I love my wife.
Crazy about her.
We have a five-year anniversary this month. Known each other eight years now. I can tell you her favorite color. Her favorite food to eat. What makes her smile so big. What makes her cry.
And our memories are better than any money in the bank.
Don’t even get me started on the story of how we met. On second thought, I dare you. It’s a good story.
So, if you and I are ever hanging out, getting to know each, and you tell me, “Hey Peter, you’re pretty cool and we should be friends, but your wife—I don’t like her,” well, then you and I will not be friends. Friendship with me brings with it friendship with her. Marriage is like that.
Why do I share this with you? I share this because there’s a sentiment I hear creeping in the background of various conversations I have. I’m sure you’ve heard it.
“I love Jesus, but I don’t like the Church.”
It’s not new. Just last week a colleague showed me a book he was reading, and the preface expressed just that idea.
It was written in the 1950s.
But when I read the New Testament, I see one of the guiding metaphors for the people of God being a bride. What if that’s true?
If it’s true, and I react on a gut level when you disrespect my wife, what does Jesus think when we want to buddy up with him but ditch his girl?
We need a redeemed and transformed ecclesiology. Ecclesiology is simply a big seminary word for the way we think and talk about and practice this thing called Church. It comes from the Greek word ekklesia, which means “a public gathering of people,” and is the word that gets translated “church” in the New Testament.
In Ephesians 5, Paul writes to the believers there about some practical ways that the Resurrection impacts how they live in marriage. Within that, he goes on a tangent, paralleling the relationship of a husband with a wife alongside the relationship of Jesus and the Church. He writes,
“Husbands, love your wives, as Christ loved the church and gave himself up for her, that he might sanctify her, having cleansed her by the washing of water with the word, so that he might present the church to himself in splendor, without spot or wrinkle or any such thing, that she might be holy and without blemish” (Ephesians 5:25–27, ESV).
Jesus loves the Church. Not the idea of Church. Not the Church as it could be or will be. But the real thing, this ragamuffin, dysfunctional family of crazy, broken, fallible people as we are. If Jesus loves her so deeply, can I? Can I lead my students in loving the Church?
Believe me, I’m not naive when it comes to the Church. Some days it really hurts. I’ve got scars from this family. I’m sure I’ve been on the giving side of some hurt, too. Like in marriage, my wife and I have our bad days of miscommunication and conflict. And there are days as part of a local church, I just want to take my bat and ball and go home.

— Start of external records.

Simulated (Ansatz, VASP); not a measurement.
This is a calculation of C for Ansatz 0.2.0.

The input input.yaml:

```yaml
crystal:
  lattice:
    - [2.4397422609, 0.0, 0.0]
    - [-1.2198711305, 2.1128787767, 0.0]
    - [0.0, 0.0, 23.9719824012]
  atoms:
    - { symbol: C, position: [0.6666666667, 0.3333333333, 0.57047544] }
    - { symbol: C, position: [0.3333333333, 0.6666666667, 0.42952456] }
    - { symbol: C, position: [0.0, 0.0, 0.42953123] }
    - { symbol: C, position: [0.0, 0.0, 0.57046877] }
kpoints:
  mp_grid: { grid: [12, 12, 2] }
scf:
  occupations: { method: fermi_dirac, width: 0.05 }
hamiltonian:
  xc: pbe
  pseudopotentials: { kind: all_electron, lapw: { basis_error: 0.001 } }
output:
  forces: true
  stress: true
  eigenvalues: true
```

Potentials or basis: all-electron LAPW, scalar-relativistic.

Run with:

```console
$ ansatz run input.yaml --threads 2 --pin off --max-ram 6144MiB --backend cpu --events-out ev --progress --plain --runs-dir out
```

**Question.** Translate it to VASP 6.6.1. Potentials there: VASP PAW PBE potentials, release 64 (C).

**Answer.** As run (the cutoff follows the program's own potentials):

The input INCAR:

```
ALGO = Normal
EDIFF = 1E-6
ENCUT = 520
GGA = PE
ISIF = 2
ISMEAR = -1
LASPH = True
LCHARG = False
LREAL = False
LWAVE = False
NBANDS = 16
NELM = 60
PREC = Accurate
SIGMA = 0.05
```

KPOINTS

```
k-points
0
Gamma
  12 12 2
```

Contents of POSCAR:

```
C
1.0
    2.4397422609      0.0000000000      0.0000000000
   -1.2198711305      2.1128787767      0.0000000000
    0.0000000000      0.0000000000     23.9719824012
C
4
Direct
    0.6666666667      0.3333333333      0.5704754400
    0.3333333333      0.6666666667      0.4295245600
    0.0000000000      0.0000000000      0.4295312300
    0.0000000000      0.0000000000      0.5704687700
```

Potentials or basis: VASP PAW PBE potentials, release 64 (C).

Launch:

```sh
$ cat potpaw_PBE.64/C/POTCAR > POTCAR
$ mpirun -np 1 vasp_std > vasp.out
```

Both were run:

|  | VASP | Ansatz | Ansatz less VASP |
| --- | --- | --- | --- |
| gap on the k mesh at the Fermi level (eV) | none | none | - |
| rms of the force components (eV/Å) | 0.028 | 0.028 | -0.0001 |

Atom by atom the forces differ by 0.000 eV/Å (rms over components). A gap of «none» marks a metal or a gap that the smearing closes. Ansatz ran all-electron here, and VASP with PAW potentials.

My students need the Church every bit as much as they need Jesus. As I read the New Testament, nowhere do I see friendship with Jesus apart from the Church. It is part of my job to point out all of those little ways that Jesus is madly, head-over-heels in love with His bride as often as I can.
Little by little, Jesus is changing me. And little by little, Jesus is changing the Church. In fact, I’m willing to bet it’s in my relationship with a local church that Jesus does most of his tinkering with my heart. What if walking away from the Church is walking away from making myself available to God?
Our students need a relationship with a local church. They need a pastor who knows them by name and prays for them. They need relationships with faithful Christian mentors who can show them how raise kids, fill out their taxes, apply for a job, treat a wife or husband, and cook a meal. They need to see the Christian life lived and modeled.
And the Church is the best place to find those people.
We need a redeemed imagination for the Church.
It’s a not building. It’s not a production. It’s not an institution.
The Church is not something we go to. It is something we are. Something we do. Something we practice.
The church is a family. Our grandmas and grandpas of the faith. Our moms and dads of the faith. Our sisters and brothers, our daughters and sons. The kinds of people we don’t choose but for whom God has chosen us. The kinds of people we don’t turn our back on, no matter how much they irritate us or we disagree with them.
The kinds of people whom Jesus calls “Bride.”
This is why I love the Church, my local church—because I love Jesus. And I cannot love one without the other.
“The Spirit and the Bride say, “Come!” (Revelation 22:17).
2 thoughts on “I Love Jesus and I Love His Church”
Good exhortation, Peter. Thanks for calling our students to love the church.
Great post. Loving the Church is something I’m always trying to communicate to my students. Thanks for sharing.